AC-7: WARN log on residual above threshold Given the best candidate's per_candidate_residual_px = 4.2 AND config.matcher.residual_warn_threshold_px = 2.5 When match(...) returns Then ONE WARN log kind="c3.matcher.residual_above_threshold" with {residual_px: 4.2, threshold_px: 2.5} is emitted.

AC-8: health_window.update invoked after every match (success or failure) Given any match(...) call (success, partial drop, all-failed) When the call completes (returns normally OR raises InsufficientInliersError) Then health_window.update(...) is invoked exactly ONCE for that frame; best_inlier_count matches the actual best inlier count (0 on all-failed); had_backbone_error == True if any candidate dropped due to backbone failure.

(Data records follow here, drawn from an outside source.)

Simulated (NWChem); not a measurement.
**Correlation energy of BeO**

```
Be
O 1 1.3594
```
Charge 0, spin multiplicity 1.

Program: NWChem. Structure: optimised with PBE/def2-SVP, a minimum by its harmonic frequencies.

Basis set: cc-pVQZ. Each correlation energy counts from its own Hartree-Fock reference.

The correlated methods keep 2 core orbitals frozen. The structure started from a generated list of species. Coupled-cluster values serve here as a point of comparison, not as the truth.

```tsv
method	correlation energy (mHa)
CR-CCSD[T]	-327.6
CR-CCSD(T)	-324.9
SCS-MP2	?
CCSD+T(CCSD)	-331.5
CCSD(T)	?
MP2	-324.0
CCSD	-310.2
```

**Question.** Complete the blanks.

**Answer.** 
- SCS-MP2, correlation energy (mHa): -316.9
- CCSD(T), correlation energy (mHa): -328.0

AC-9: inlier_correspondences shape contract Given a successful match(...) When inspecting any CandidateMatchSet Then inlier_correspondences.shape == (inlier_count, 4); dtype == float32.

AC-10: Deterministic — same inputs → bit-identical MatchResult Given fixed inputs and deterministic test doubles When match(...) is called 3 times Then all three returns have identical per_candidate content (same inlier_counts, same residuals, same best_candidate_idx).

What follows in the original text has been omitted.